The Brownie Hawkeye – we called it a box camera, long before “point and shoot” entered the language. It was very “fifties” in appearance…and very, very popular. It was made of a heavy black plastic called Bakelite, with bright metal trim surrounding the lens and viewfinder. It was simple in design, sturdily built, and remarkably reliable. Kodak made them for about a decade, from nineteen forty-nine to nineteen sixty-one, and you can still find working examples, some fifty to sixty years later.

► Watch a slideshow about the Brownie Hawkeye

While the term “point-and-shoot” had not yet been invented, the Brownie Hawkeye was what I guess we’d now call a “point and shoot” camera. And that really did describe its operation. You’d point it…gently press the shutter release…and the picture was taken. If you were shooting inside, or after dark, you’d pop a big number twenty-five flashbulb into the flash attachment with the large shiny reflector that you’d plug into the left side of the camera. And you’d be very careful not to burn your fingers when you changed flashbulbs for the next shot.
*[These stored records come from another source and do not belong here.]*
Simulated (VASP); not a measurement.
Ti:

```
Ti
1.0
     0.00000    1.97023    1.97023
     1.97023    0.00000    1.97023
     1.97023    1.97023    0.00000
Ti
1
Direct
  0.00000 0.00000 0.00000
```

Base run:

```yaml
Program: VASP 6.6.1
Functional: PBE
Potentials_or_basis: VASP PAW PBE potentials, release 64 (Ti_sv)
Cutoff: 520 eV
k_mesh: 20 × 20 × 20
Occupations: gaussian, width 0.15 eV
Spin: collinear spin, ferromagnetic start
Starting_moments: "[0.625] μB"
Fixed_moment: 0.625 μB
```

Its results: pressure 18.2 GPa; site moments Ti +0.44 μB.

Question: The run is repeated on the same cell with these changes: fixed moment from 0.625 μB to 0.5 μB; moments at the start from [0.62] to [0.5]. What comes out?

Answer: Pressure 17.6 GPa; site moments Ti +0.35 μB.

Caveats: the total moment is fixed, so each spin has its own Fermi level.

So, there it was. No zoom, no auto-focus. No screen on the back to tell you you’d gotten it right. Just point … and shoot.

Oh yes, you did have to remember to do one other thing – wind the film to the next frame.

And how did you “share” your images back then?

RANDY SMITH: “I’m fifty-five years old, and I still remember going to the drugstore with my parents…and you’d get this little yellow book and you’d open up your photos and we’d just all sit around and look at the twelve shots that we got and we waited a week to get. And I still have boxes and boxes of those old little photo booklets [from] when I was a kid, and the memories are amazing.”

That’s Randy Smith of Hawkeyemods.com. He has been re-conditioning and modifying fifty and sixty year old Brownie Hawkeye cameras, for a quite wide age range of buyers, including people who came to photography in the digital era…and those of us who never completely abandoned film. Even those, like myself, who might wish to make a sentimental journey back to their true photographic “roots” and work with a different photographic style.

RANDY SMITH:”Hawkeye Brownies just had the old glass lens without any modern day coatings on them, and you’d just get a very nice contrasty old-fashioned look to your image.”

Well, I was sold. I just ordered one of Randy Smith’s modified Brownie Hawkeyes – with a tripod socket on the bottom – so I could really go back to basics and see about doing some serious photography with nineteen-fifties “point-and-shoot” technology. Might be fun.

RANDY SMITH: “Film will last forever, if you take care of the film and catalog it and put it away, and fifty years from now, somebody’ll find your negatives and print them out, and it will just be a treasure that they feel they’ve just found.”

And who knows, maybe I’ll just get something for the ages on film with my “new” nineteen-fifties Brownie Hawkeye. We’ll post some of my results right here on our web site.

Photographic Music

JUNE SIMMS: Songwriters often use cameras and photographs as a theme. The songs are often about memory, past glory or longing. Faith Lapidus and I play some of these songs and explore the language used in them.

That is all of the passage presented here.